Startups are supposed to grow fast. A startup can be any company that has the potential to grow rapidly and acquire a large market in a short time.
To be able to sell to a big market a Startup needs to have a repeatable and scalable business model.
To be a Scalable Business, a Startup needs to have these characteristics:
Low Customer Acquisition cost (CAC)
A highly scalable business achieves a good product Market fit before scaling. Good Product market fit drives a strong word of mouth growth. This organic growth helps a startup reduce the customer acquisition cost. In other words, unless you are creating a new market, scalable businesses does not need massive spending on marketing and sales.
Modest upfront investment with fewer incremental costs
Software & Technology is something that can be replicated and simultaneously used by multiple people. Thousand and Millions of people can use the same software at very low incremental cost to the company.
The founder typically invests initial money hiring engineers and setting up the scalable infrastructure. The company has unprecedented profit margins but typically reinvests a lot back into R&D and continuous product development.
Huge TAM
It is impossible to scale a business if the market is too small. If the Total Addressable Market (TAM) is huge, business needs a small slice of that market to be a huge success. Scalable businesses typically go after large TAM and are backed by VC’s.

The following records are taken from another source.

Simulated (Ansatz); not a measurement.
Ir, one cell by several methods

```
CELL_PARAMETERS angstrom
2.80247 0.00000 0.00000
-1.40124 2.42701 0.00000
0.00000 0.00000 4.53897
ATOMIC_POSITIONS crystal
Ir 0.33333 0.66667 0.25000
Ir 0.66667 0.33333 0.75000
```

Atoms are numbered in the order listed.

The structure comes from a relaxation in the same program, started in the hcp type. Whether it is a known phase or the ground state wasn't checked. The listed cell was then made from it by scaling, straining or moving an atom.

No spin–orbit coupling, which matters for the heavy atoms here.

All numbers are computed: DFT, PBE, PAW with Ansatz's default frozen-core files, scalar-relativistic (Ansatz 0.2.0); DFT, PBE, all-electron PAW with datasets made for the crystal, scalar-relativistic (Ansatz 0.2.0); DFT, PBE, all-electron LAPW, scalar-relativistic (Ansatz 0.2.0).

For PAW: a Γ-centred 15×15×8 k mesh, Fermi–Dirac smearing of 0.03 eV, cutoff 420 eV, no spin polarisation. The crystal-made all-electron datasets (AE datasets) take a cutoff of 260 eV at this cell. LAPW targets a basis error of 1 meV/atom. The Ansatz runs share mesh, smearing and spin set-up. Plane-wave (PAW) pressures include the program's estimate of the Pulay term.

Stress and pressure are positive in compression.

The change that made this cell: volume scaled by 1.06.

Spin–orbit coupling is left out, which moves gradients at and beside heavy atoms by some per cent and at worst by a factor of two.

Economy of Scale applies to the Product Development
Economies of scale exist when there are reductions in the average cost per unit associated with increasing the scale of production for a product or service
Businesses that scale are businesses with operating leverage. Put simply, if you add operating costs (sales, marketing, administrators, R&D, etc.) at the same rate you grow revenue, then your business does not scale. Additional revenue requires relatively smaller and smaller additions to operating costs for the business to become scalable.
Needs few people to operate
A Company has a technical stream and a management stream. Building the right technical architecture, automating things, and having the right management systems in place helps reduce the headcount required to build and maintain the product. If and when the company starts taking off, the technical and management debt does not stop you from growing the company at the speed that you want.
High gross margins and Profits
A strong scalable business will have the power to raise prices without losing business. Controlling the pricing enables the business to improve gross margins and profits. They have developed a sustainable competitive advantage to maintain the desired quarter on quarter growth.
Less Regulatory and Legal barriers
Businesses that require approval after approval to grow revenue and profit and are not very scalable. Highly regulated businesses are harder to scale. Businesses with a lot of regulation impacting what they do are hard and expensive businesses to enter. On the flip side, it also creates barriers to entry for potential competitors.
Product Distribution is simple and inexpensive
The cost of delivering the application/product is tiny. People receive the product on devices that they already paid for. Now, more than ever, we have the ability to create software on inexpensive machines, using techniques they can learn on line, by accessing a third party data center in the cloud and delivering the service over the global network of networks.
Low cost of maintenance and support
Many modern software applications can be supported in an automated way, which can make the cost of goods sold remarkably low and gross margins incredibly attractive.
High Customer retention (low churn)
What makes a business scalable is a service that is sticky and as a result does not suffer too much from churn. Every business has some customer churn, but some have less than others. The best businesses understand the value of customer retention and as a result have effective ways to keep the impact of churn manageable. 1% of a 100 million business is $ 1 million every year.
Strong Network effects
A scalable business should be scalable on both Supply-side and demand side. Supply-side scalability concerns the ability of a business to use capital, labor and resources more efficiently as the business grows. Scalability on the demand side, which is where network effects happen, is created by structuring how customers interact with the product and with other users of the product.
Platform model
Scalable business usually stay away from owning or warehousing any inventory. They are generally Network Orchestrators who facilitate transactions and interactions within a network.